As such the SSE is \[ L(w_1, w_2) = \sum_{i=1}^n (w_1x_{1i} + w_2 x_{2i}-y_i)^2 \] Using the expansion formula \[ (a+b+c)^2 = a^2 +b^2 +c^2 + 2ab +2bc + 2ca \] we get \[ L(w_1, w_2) = \sum_{i=1}^n (w_1^2 x_{1i}^2 + w_2^2 x_{2i}^2 + y_i^2 + 2w_1 w_2 x_{1i} x_{2i} - 2 w_1 x_{1i} y_i - 2 w_2 x_{2i} y_i) \] As \(w_1\), \(w_2\) do not depend on the index \(i\), the loss function becomes \[ L(w_1, w_2) = w_1^2 \sum_{i=1}^n x_{1i}^2 + w_2^2 \sum_{i=1}^n x_{2i}^2 + \sum_{i=1}^n y_i^2 + 2w_1 w_2 \sum_{i=1}^n x_{1i} x_{2i} - 2 w_1 \sum_{i=1}^n x_{1i} y_i - 2 w_2 \sum_{i=1}^n x_{2i} y_i \] Notice that each of the sums above are constants depending on the dataset. As the SSE is a quadratic function in \(w_1\), \(w_2\) of the form \[ L(w_1, w_2) = a w_1^2 + b w_2^2 + 2h w_1 w_2 + 2g w_1 + 2f w_2 + c \\ \] where \[ a = \sum_{i=1}^n x_{1i}^2, \quad b = \sum_{i=1}^n x_{2i}^2, \quad c = \sum_{i=1}^n y_i^2, \]

\[ h = \sum_{i=1}^n x_{1i} x_{2i}, \quad g = - \sum_{i=1}^n x_{1i}y_i, \quad f = - \sum_{i=1}^n x_{2i}y_i. \]

The contour plots are equations of the form \[ a w_1^2 + b w_2^2 + 2h w_1 w_2 + 2g w_1 + 2f w_2 + c = z \] for some real constant \(z\). These equations, in general, represent conic sections. In fact, because of Cauchy-Schwarz inequality, \(h^2 -ab \le 0\), hence the conic section is an ellipse (if \(h^2 -ab <0\)) or a parabola (if \(h^2=ab\)).

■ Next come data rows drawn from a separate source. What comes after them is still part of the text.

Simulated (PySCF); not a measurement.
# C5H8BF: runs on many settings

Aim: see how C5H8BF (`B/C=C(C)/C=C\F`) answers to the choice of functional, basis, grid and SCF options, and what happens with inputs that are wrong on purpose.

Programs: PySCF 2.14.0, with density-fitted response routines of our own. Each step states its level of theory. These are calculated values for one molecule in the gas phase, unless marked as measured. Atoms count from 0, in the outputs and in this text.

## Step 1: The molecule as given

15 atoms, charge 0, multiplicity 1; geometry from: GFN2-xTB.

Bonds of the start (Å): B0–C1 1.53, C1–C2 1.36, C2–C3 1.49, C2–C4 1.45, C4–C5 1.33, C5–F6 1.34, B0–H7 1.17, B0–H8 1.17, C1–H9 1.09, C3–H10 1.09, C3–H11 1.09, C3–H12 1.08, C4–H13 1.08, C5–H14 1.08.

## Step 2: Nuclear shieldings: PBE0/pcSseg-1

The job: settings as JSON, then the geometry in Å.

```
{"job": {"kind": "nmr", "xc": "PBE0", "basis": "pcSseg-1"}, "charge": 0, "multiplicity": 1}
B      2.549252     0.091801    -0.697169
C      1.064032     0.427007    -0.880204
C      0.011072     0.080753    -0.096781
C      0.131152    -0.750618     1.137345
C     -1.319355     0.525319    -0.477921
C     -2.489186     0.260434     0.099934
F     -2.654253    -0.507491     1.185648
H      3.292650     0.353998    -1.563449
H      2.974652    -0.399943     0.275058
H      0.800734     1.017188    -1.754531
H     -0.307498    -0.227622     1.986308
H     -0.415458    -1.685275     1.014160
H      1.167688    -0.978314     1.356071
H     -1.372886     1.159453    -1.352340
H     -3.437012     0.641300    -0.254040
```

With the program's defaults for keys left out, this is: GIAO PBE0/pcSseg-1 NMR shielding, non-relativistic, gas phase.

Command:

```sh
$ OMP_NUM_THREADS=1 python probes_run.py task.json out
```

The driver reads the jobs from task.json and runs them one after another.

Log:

Let us try to visualize SSE contours with a toy dataset.

# Example dataset
X_train = np.random.rand(100, 2)   # 100 points between 0 and 1 for two features
y_train = 3 * X_train[:, 0] + 2 * X_train[:, 1] + np.random.randn(100)  # Linear relation with noise

a = np.sum(X_train[:, 0] ** 2)
b = np.sum(X_train[:, 1] ** 2)
h = np.sum(X_train[:, 0] * X_train[:, 1])
g = -np.sum(X_train[:, 0] * y_train)
f = -np.sum(X_train[:, 1] * y_train)
c = np.sum(y_train ** 2)

def find_center(a,b,h,g,f,c):
  xc = (f*h - b*g)/(a*b - h*h)
  yc = (g*h - a*f)/(a*b - h*h)
  return np.array([xc,yc])

def SSE(w1, w2):
    return a* w1**2 + b* w2**2 + 2*h*w1*w2 + 2*g*w1 + 2*f*w2 + c

# Create gridpoints centered about (xc, yc)

if a*b - h*h != 0:
  xc, yc = find_center(a,b,h,g,f,c)
  x = np.linspace(xc-1,xc+1,100)
  y = np.linspace(yc-1,yc+1,100)
  x,y = np.meshgrid(x,y)
else:
  x = np.linspace(1,4,100)
  y = np.linspace(1,4,100)
  x,y = np.meshgrid(x,y)


z = SSE(x,y)

fig, ax = plt.subplots(figsize=(10,10))
contours = ax.contour(x, y, z)
ax.clabel(contours, inline=True, fontsize=10)
ax.set_xlabel('w1 axis')
ax.set_ylabel('w2 axis')
ax.set_title('Contour plots of SSE')
ax.set_aspect('equal')
plt.show()